MySQL thread deadlock, even after r195403 libthr fix

From: Nick Esborn <nick_at_desert.net> Date: Mon, 13 Jul 2009 13:03:20 -0700 · This archive was generated by hypermail 2.4.0 : Wed May 19 2021 - 11:39:51 UTC

Hello,

I am working with a 16-core Opteron server which runs five different  
MySQL 5.0 processes, each with different data sets on MyISAM tables,  
in jails.  It ran flawlessly for about six months under 7.0.

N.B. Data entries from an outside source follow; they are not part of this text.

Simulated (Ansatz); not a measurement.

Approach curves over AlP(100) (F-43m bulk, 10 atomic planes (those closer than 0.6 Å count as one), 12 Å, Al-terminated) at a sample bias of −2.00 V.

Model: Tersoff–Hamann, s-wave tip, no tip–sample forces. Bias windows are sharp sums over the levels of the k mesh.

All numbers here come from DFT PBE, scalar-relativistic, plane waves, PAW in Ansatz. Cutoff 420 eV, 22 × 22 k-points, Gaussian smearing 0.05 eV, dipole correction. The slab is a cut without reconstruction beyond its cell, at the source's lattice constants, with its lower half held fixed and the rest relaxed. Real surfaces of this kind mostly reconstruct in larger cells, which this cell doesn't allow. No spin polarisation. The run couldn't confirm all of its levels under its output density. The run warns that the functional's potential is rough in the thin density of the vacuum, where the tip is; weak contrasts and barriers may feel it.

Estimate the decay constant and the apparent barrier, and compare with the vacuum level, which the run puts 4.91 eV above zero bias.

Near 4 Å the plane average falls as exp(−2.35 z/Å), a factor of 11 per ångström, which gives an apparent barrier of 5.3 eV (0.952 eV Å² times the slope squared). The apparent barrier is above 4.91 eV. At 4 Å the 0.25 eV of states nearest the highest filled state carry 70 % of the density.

After upgrading from 7.0 to 7.2, one of the MySQL processes has begun  
exhibiting a serious problem.  Within anywhere from several hours to a  
day or two after starting the process, a query thread will lock up.   
Output from procstat -k for such a thread:

3896 100795 mysqld           -                mi_switch  
sleepq_catch_signals sleepq_wait_sig _sleep do_rw_rdlock  
__umtx_op_rw_rdlock syscall Xfast_syscall

Once this thread locks up, replication grinds to a halt, as the thread  
holds read locks.  To unwedge the situation, I have to kill -9 the  
mysqld process, myisamchk the tables, and start the process back up  
again.

7.2-RELEASE-p2 did not resolve the problem.   Late last week I  
upgraded to 8.0-BETA1 with the r195403 libthr fix, but that also  
failed to resolve the problem.  Mind you, in every other way, 8.0 is  
amazing on this 16-core server.

I had initially filed a bug report here:

   http://www.freebsd.org/cgi/query-pr.cgi?pr=ports/135673

This was before the 16-core upgrade, and before trying 8.0.

Subsequently, though, a conversation with Jeff Roberson helped me  
realize that it's more likely a kernel issue than a MySQL one.

I hope this deadlock can be resolved.  We really need 8.0's  
performance on this class of server.

Thanks,

-nick

--
nick_at_desert.net - all messages cryptographically signed